Former Mexican Secretary of Public Security Genaro García Luna. Photo: Google


Former Mexican Secretary of Public Security Genaro García Luna had allegedly accumulated illicit income of at least 27.3 million pesos during his time at the Criminal Investigation Agency (AIC) and the Federal Public Security Secretariat, as documented by Mexico’s Attorney General’s Office (FGR).

The file on García Luna, imprisoned since 2019 in the United States, where he faces drug-trafficking charges, specifies that between 2000 and 2012 he received bank deposits from unidentified persons for 15 million pesos and participated in the purchase and sale of at least five properties for 9.7 million pesos.

García Luna also purportedly made unidentified payments of 2.3 million pesos to credit cards and purchased a vehicle for more than 617,000 pesos.

According to the FGR, based on data registered with Mexico’s Public Function Secretariat (SFP), in those years, García Luna never had a legal income other than the one he received in public service.

The case of illicit enrichment is only one of three arrest warrants that García Luna is facing in Mexico. The others are related to the so-called “Fast and Furious” gun-walking case and the overpriced concessions of federal prisons.

In both matters, the FGR has recently suffered legal setbacks in trying to keep other accused under trial. But in the event that García Luna were to be extradited to Mexico, the FGR has now prepared grounds to request his preventive imprisonment, which would argue that it would be easy for him to flee and leave the country.
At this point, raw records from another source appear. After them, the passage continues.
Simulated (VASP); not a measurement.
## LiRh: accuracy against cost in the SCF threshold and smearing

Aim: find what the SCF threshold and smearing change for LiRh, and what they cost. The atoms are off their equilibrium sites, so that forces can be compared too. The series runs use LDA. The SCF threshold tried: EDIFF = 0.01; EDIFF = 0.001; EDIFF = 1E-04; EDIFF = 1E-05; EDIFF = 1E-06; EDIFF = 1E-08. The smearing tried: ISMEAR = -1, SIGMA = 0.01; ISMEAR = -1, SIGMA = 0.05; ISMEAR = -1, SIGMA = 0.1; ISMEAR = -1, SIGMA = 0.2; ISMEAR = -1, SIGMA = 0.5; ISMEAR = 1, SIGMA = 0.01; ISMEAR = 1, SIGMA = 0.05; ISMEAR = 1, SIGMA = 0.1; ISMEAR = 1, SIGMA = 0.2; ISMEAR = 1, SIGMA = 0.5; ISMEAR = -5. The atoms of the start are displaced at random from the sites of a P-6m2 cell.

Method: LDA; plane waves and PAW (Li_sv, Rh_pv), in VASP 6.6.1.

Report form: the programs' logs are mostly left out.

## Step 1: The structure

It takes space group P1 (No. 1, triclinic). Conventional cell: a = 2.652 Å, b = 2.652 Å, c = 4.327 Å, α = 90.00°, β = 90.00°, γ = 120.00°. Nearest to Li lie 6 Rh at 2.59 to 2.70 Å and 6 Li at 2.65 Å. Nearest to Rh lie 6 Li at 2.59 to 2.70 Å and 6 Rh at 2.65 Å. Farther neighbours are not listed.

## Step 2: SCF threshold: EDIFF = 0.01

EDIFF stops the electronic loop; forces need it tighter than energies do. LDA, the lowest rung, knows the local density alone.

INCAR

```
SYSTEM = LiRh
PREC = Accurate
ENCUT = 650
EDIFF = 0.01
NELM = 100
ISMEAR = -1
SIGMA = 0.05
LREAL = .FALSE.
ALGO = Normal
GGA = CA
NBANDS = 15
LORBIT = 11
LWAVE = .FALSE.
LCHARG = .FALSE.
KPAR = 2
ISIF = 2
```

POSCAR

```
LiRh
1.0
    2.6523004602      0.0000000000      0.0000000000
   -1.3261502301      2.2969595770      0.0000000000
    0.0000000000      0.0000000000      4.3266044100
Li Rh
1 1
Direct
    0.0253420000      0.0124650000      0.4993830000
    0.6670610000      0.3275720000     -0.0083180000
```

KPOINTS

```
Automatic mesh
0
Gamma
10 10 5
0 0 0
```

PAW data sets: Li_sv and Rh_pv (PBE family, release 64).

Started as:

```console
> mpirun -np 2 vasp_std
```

For this reason, the FGR requested reports from the National Migration Institute (INM), which detailed that from July 29, 2010, to Nov. 24, 2019, García Luna exited and entered Mexican territory on 209 occasions, mainly leaving to the United States, where he has been a permanent resident since 2013.

The real estate transactions charged to García Luna by the Public Ministry (MP) and the FGR purportedly correspond to five assets that he acquired from 2000 to 2012 in Mexico City and the south-central Mexican state of Morelos.

The total value of the alleged properties is 15.2 million pesos.